Speech-to-Text Translation (S2T) Overview#

The NVIDIA Riva Speech-to-Text Translation (S2T) service transcribes audio to text between given language pairs, that is, from a source language to a target language. S2T takes an audio stream or audio buffer as input and returns a transcription. The Riva S2T service is composed of Riva ASR and NMT pipelines internally and supports streaming mode. Bilingual and multilingual models are trained using NVIDIA NeMo; a toolkit for building new state-of-the-art conversational AI models. NeMo has separate collections for Automatic Speech Recognition (ASR) and Natural Machine Translation (NMT) models.

Language Pairs Supported#

The NVIDIA Riva S2T service supports models for the following language pairs:

  1. Spanish (es) to English (en)

  2. German (de), Spanish (es), French (fr) to English (en)

  3. Simplified Chinese (zh) to English (en)

  4. Russian (ru) to English (en)

  5. German (de) to English (en)

  6. French (fr) to English (en)

Models Supported#

The S2T feature supports the following models for (ASR)[https://docs.nvidia.com/deeplearning/riva/user-guide/docs/reference/models/asr.html] and (NMT)[https://docs.nvidia.com/deeplearning/riva/user-guide/docs/reference/models/nmt.html].

Model Deployment#

Like all Riva models, Riva S2S requires the following steps:

  1. Create .riva files for each model (ASR, NMT) from a .nemo file as outlined in the NeMo section.

  2. Create .rmir files for each Riva Speech AI Skill (ASR, NMT) using riva-build.

  3. Create model directories using riva_deploy.

  4. Deploy the model directory using riva_server.

ASR models can be customized as shown in (ASR Customization Best Practices)[https://docs.nvidia.com/deeplearning/riva/user-guide/docs/asr/asr-customizing.html] and (NMT)[https://docs.nvidia.com/deeplearning/riva/user-guide/docs/translation/translation-customization.html] models.

Multiple Deployed Models#

The Riva server supports multiple models deployed simultaneously for the S2S service, up to the limit of your GPUs memory. As such, a single-server process can host models for a variety of language pairs as outlined above.

The ASR model is determined by the --model_name parameter of the client request. This value must match the value of the riva-build parameter used to create the ASR model.
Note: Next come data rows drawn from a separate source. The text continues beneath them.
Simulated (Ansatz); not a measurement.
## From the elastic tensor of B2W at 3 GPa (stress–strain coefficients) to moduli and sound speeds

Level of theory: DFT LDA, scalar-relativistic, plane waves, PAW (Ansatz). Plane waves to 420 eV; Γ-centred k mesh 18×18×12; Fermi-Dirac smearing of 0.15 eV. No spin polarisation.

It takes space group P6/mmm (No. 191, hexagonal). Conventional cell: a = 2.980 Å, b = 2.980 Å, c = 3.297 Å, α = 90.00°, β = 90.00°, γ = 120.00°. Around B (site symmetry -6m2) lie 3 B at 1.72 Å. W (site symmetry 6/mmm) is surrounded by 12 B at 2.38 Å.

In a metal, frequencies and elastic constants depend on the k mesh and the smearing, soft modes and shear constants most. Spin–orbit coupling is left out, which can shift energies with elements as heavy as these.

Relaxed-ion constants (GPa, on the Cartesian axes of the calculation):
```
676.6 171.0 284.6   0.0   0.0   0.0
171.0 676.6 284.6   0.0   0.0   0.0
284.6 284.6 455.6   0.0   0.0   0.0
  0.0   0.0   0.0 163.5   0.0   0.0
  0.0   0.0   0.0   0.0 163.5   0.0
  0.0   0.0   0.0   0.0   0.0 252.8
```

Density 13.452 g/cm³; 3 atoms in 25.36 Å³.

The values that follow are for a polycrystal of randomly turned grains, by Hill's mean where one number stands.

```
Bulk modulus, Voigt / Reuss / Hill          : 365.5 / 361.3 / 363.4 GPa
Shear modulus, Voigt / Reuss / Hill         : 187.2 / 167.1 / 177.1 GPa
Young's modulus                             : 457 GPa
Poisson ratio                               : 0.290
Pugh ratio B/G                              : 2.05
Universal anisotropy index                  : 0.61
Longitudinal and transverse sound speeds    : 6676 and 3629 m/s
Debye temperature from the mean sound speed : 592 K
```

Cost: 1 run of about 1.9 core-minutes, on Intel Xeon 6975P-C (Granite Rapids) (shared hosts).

If a model name is not provided, the default ASR model is used. If you specify a model name that is already used, it will be overwritten. To get language pairs available on the server, use the ListSupportedLanguagePairs API. When receiving requests from the client application, the Riva server selects the deployed ASR model to use based on the protobuf object StreamingTranslateSpeechToTextConfig of the client request. In the case where multiple models might be able to fulfill the client request, one model is selected at random. You can also explicitly select which ASR model to use by setting the model_name field of StreamingTranslateSpeechToTextConfig. This enables you to deploy multiple S2S pipelines concurrently and select which one to use at runtime.

Punctuation and Inverse Text Normalization(ITN) with S2T#

The S2T service supports punctuation and Inverse Text Normalization (ITN) and can be enabled or disabled using the following

--automatic_punctuation when set to true(default) enables punctuation and --verbatim_transcripts when to false enables ITN.

BLEU Metric#

The (BLEU score)[https://en.wikipedia.org/wiki/BLEU] evaluates the quality of the Riva S2T pipeline. The S2T pipeline has a BLEU score of 27 when punctuation and ITN is enabled. The S2T pipeline has a BLEU score of 21.5 with punctuation and ITN disabled.